Michael Gove and Antonio Gramsci
Sat 29th Jun 2013
It is fashionable to claim that Michael Gove has been influenced by Antonio Gramsci.
The thing about Gramsci is that we have never really needed him in Britain. The insistence on the unity of theory and practice, the rejection of economic determinism and of metaphysical materialism, the celebration of the “national-popular”, an organic working-class culture and self-organisation including worker-intellectuals: we already had them all. At least, we did have them. Until Gove’s political heroine, whom no one ever accused of being either a worker or an intellectual, came along and destroyed their economic base.
But there remained heirs to the organic worker-intellectual tradition, often very left-wing people indeed, who tried as best they could to maintain in their own classrooms, until they themselves retired, whatever they could of the best that had been known and thought, in the midst of her enforcement upon everyone else of her own utter philistinism and of her own total lack of even the slightest intellectual curiosity. Truly, her natural successor was Tony Blair. And truly, his natural successors are David Cameron and George Osborne.
There had been some grounds for hoping that Gove was different. But he is clearly oblivious to these facts. He knows nothing of the trade union, co-operative and mutual, Radical Liberal, Tory populist, Guild Socialist, Christian Socialist, Social Catholic and Distributist, and many other roots of the British, Irish and Commonwealth Labour Movements, predating Marx and long predating Gramsci.

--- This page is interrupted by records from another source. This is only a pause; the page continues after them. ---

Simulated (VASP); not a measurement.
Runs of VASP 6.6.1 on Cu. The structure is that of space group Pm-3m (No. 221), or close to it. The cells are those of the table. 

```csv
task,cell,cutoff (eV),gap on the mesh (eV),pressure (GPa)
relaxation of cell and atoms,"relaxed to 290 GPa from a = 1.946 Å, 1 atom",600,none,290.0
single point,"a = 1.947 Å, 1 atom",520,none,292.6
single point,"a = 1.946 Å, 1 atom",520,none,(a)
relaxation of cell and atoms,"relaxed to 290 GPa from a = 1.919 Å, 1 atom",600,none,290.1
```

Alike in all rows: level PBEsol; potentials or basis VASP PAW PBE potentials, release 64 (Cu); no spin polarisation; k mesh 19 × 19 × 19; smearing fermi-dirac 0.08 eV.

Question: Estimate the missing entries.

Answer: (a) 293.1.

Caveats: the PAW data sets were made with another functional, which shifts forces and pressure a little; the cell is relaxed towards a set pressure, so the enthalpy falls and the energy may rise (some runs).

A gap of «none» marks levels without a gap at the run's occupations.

He knows nothing of their roots, which are in the anti-Whig subcultures disaffected by the events of 1688, subcultures predating any counterrevolutionary movement on the continent, predating any revolution there or in North America, and emphasising the indispensable role of the State in protecting against the market everything that conservatives seek to conserve, while offering perennial critiques of individualism, capitalism, imperialism, militarism, bourgeois triumphalism, and the fallacy of inevitable historical progress. As an ardent neoconservative, Gove is fully signed up to all of those.
Does he even know anything of their roots, which are in Early Modernity and in the Middle Ages, in the Classics that he purports to promote and in the Bible that he ostentatiously sends out to schools with a preface by himself, together with a reference to himself on the very cover? Or is the entirety of this Government exactly as it would appear to be: intellectually unequipped to be the Government of the United Kingdom, or, at root, to be the Government of any country on earth?
But Gove may yet revive the worker-intellectual tradition in spite of himself. Under him, universities are to become confined merely to those whose parents happened to have nine thousand pounds per annum lying around with no other call on it, and therefore had no need to send their offspring out to work at the earliest opportunity. Academic ability or accomplishment will have nothing to do with it. Indeed, they will be relatively rare among the entrants, one would expect.
Leaving plenty of room for the successors of the pitmen poets and of the pitmen painters, of the Workers’ Educational Association (which still exists) and of the Miners’ Lodge Libraries, of the brass and silver bands, of the people’s papers rather than the red top rags, to re-emerge in, though and as an organic working-class culture and self-organisation.
That, in turn, requires an economic base such as only the State can guarantee, and such as only the State can very often deliver. Not exclusively, but in no small part, that is what the State is for. Not exclusively, but in no small part, that is why we have it.